Clearly his prayers were answered in no uncertain terms: on the evidence here, the block ended like a dam bursting. The album is 18 tracks and nearly 75 minutes long. Anyone who learned to be wary of rappers who confused quantity with quality in the CD era, when every hip-hop album came stretched out to a disc’s maximum playing time, should note that there isn’t a moment of padding here.
Mr Morale & the Big Steppers is absolutely crammed with lyrical and musical ideas. Its opening tracks don’t so much play as teem, cutting frantically from one style to another – staccato piano chords and backwards drums; a frantic, jazzy loop with a bass drum that recalls a racing heartbeat; a mass of sampled voices; thick 80s-film-soundtrack synth and trap beats. On Worldwide Steppers, Lamar’s words rattle out at such a pace that they threaten to race ahead of the backing track, a muffled, dense, relentless loop of Nigerian afro-rock band the Funkees that suddenly switches to a burst of laidback 70s soul and back again.

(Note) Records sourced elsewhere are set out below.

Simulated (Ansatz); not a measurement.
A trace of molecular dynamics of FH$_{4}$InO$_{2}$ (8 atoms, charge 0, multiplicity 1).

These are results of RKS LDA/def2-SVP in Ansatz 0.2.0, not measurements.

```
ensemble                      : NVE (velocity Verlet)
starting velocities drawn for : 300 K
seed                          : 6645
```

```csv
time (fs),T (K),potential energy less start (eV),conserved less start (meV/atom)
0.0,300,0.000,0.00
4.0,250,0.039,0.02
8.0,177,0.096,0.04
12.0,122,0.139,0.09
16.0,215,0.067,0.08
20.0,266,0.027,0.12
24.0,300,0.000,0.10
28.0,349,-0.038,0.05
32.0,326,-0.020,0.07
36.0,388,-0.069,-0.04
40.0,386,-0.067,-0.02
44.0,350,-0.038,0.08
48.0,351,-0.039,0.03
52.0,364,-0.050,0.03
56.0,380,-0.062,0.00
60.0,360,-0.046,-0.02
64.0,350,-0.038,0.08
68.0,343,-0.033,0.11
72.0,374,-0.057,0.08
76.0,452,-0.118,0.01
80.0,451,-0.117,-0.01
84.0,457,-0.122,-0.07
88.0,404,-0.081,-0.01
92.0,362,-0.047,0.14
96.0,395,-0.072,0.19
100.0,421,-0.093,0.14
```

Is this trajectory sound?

On N95, the tone of his delivery changes so dramatically and so often that it sounds less like the work of one man than a series of guest appearances. When it comes to actual guest appearances, it casts its net wide – Ghostface Killah, Sampha, Summer Walker, the singer from Barbadian pop band Cover Drive – and occasionally delights in some unlikely juxtapositions. One interlude features a string quartet and 74-year-old German self-help author Eckhart Tolle discussing the perils of a victim mentality alongside Lamar’s cousin, rapper Baby Keem, whose concerns are more earthy: “White panties and minimal condoms”.
The album keeps executing similar tonal handbrake turns, from deeply troubled to lovestruck and from furious to laugh-out-loud funny, the latter switch covered by We Cry Together, an ill-tempered duet with actor Taylour Paige that drags everything from the rise of Donald Trump and the crimes of Harvey Weinstein to the question of why “R&B bitches don’t feature on each other’s songs” into a heated domestic dispute. Even by hip-hop standards, there’s a quite phenomenal amount of swearing involved: no one has made more creative capital out of two people telling each other to fuck off since Peter Cook and Dudley Moore reinvented themselves as Derek and Clive.
Lamar’s lyrical skill is prodigious enough to make gripping rhymes from some very well-worn topics: fake news, the projection of false lifestyles via social media, the pressures of fame. But more notable still is his willingness to take risks.
Auntie Diaries, a lengthy, heartfelt lobbying on behalf of the trans community, is new territory for mainstream hip-hop. It confesses Lamar’s past homophobia and lashes out at the church and his fellow rappers in dextrous, convincing style. On Savior, he upbraids pop’s censorious moral climate as an unthinking exercise in liberal box-ticking. Elsewhere, the track turns its ire not merely on white people glomming on to the Black Lives Matter movement (“one protest for you, 365 for me”), but the black community and indeed himself.
He employs Kodak Black, a rapper whose lengthy legal issues include pleading guilty to assault and battery. This guest spot will be seen by some as an ethical failing but Lamar seems uninterested in moral purity, and more in how environment and other factors shape behaviour. Tellingly, the next track begins with Tolle: “Let’s say bad things were done to you when you were a child, and you develop a sense of self that is based on the bad things that happened to you…”
He saves the album’s most shattering moment until the end. Mother I Sober offers a devastating series of verses that draw together slavery and sexual abuse, and deal unflinchingly with a sexual assault experienced by his mother and an episode in which a young Lamar, being questioned by his family, denied that a cousin had abused him. He was not lying but the disbelief that greeted his answer, he suggests, led to feelings of inadequacy that left him “chasing manhood” and nearly losing his partner in the process. It’s difficult but compelling listening, held together by a fragile chorus sung by Portishead’s Beth Gibbons.
Before that is a track called Crown, on which a piano seesaws between two chords and Lamar looks dolefully towards a moment when critical acclaim eludes him and his audience shrinks.
“I can’t please everybody,” he keeps repeating, as if it’s a mantra designed to manage his eventual decline. It’s smart forward thinking: after all, every successful artist has their unrepeatable moment in the sun and no one’s lasts for ever. But, on the evidence of Mr Morale & the Big Steppers, an album that leaves the listener feeling almost punch-drunk at its conclusion, it’s not a mantra Kendrick Lamar has any need of at the moment.